When I lived in Vietnam, there was one expression you would hear almost daily: “Same same, but different.”
Whether the speaker was referring to a market-day selection of durians or lotus blossoms, or, more commonly, the differences between Western ways and Asian traditions, the meaning was consistent.
“The goal—we want what we want— doesn’t change. But how do we plan to get there? Our routes will be vastly different!”
I was reminded of this when listening to a recording of last week’s Board of Supervisors’ meeting, as School Superintendent Dr. Linda Underwood and supervisor Jim Eads debated how this county can reach its goal.
What goal are they seeking to achieve?
To fund the expansion of Goochland County’s schools, so that all the county’s children receive the resources they need to be properly educated.
But the proposed paths toward that shared goal are starting to diverge to the point that the journey is taking a lot longer than it should.
The School Board wants a new school; the Board of Supervisors wants to renovate properties that are already in place.

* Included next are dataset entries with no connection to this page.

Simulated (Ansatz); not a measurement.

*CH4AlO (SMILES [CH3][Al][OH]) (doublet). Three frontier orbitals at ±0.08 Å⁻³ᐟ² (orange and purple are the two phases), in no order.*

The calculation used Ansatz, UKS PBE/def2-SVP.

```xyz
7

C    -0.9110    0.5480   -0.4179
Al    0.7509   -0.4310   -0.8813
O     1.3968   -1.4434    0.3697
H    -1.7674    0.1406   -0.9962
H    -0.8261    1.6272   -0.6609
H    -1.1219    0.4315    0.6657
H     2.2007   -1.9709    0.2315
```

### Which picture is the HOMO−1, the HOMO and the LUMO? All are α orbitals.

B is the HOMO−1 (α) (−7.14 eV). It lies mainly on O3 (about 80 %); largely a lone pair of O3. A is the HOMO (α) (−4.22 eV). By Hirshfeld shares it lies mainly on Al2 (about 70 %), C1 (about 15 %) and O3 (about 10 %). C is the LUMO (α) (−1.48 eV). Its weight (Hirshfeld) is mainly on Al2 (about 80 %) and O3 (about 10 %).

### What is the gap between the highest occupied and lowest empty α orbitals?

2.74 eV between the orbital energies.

The School Board believes that existing properties are inadequate to meet student needs; the Board of Supervisors asserts that these properties can be made to suffice.
The lack of communication between these two boards is in harsh evidence, no matter how many spoken words and letters are exchanged.
What it comes down to is, this situation is starting to seem no different than the bargaining that goes on at every Asian market.
One buyer wants, let’s say, a bowl big enough to hold enough rice to feed a family. The vendor wants to sell a bowl big enough that the profit will buy rice for his or her own family.
The back and forth offers and refusals reach a tipping point; who is going to relent? Either they come to an agreement, or there’s no sale that day. And once that happens, neither one of them is going to be dining on rice that night.
And in this case— “same same, but different.” If these two boards don’t find a way to reach their goal, if they can’t come to an agreement and proceed from there, it is the county’s school children that are going to be going without.